South Korea Begins Bitcoin Spot ETF Debate as New Regulator Convenes

In Summary

  • South Korea’s new crypto regulator will discuss Bitcoin Spot ETF approval
  • The nine-member committee, formed under the FSC, excludes industry professionals
  • Stablecoin regulation and corporate crypto holdings are high on the agenda
  • Delays in ETF approval prompt South Korea to revisit digital asset regulations


New York, Tuesday, November 05, 2024- South Korea’s newly established Virtual Assets Committee is set to initiate a high-stakes discussion on Bitcoin Spot ETF approval when it convenes for the first time on tomorrow (November 6).

Operating under the Financial Services Commission (FSC), the committee will also explore regulations permitting South Korean companies to utilize balance sheets for crypto investments, including Bitcoin (BTC) and Ethereum (ETH).

Key topics on the agenda include stablecoin regulation frameworks, with the government keen on tightening oversight of digital assets amid growing investor interest.

However, in a move signaling caution, the FSC has excluded industry professionals from the committee due to concerns over potential conflicts of interest. Instead, the nine-member panel comprises experts from prominent think tanks and academic institutions, including the Capital Market Research Institute and the Financial Research Institute.

The goal was to form a committee of experts, excluding the industry itself to avoid conflicts, sources said.

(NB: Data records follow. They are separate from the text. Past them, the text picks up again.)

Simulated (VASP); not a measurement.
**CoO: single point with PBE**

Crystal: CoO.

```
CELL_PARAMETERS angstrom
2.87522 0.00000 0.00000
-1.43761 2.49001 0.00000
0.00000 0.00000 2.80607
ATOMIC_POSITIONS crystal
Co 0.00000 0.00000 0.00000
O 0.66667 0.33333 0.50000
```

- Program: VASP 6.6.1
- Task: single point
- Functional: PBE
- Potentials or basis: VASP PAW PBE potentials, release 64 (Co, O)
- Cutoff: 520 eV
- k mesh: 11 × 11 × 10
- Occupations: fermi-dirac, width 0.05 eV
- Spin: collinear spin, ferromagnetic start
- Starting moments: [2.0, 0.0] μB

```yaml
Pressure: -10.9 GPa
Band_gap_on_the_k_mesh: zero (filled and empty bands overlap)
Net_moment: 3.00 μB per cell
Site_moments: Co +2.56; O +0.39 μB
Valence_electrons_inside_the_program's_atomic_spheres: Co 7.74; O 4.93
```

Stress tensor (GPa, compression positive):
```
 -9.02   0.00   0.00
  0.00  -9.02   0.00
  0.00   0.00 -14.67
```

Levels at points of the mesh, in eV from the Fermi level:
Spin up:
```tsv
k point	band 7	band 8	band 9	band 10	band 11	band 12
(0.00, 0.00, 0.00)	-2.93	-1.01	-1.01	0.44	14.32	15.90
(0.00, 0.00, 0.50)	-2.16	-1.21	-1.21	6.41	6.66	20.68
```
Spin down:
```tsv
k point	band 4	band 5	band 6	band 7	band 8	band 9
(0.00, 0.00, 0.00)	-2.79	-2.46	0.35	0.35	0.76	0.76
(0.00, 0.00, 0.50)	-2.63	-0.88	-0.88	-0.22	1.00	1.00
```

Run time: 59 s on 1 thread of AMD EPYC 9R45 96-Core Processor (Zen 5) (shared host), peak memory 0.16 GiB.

Discussions would also address the contentious issue of corporate crypto holdings, which has gained momentum as global firms ramp up digital asset portfolios.

This meeting signals renewed momentum in the South Korean crypto sector, as the country seeks to establish a more structured regulatory landscape.

Deliberations on Bitcoin Spot ETFs have faced delays amid similar approvals in the U.S. and other markets, intensifying pressure on South Korean regulators to act.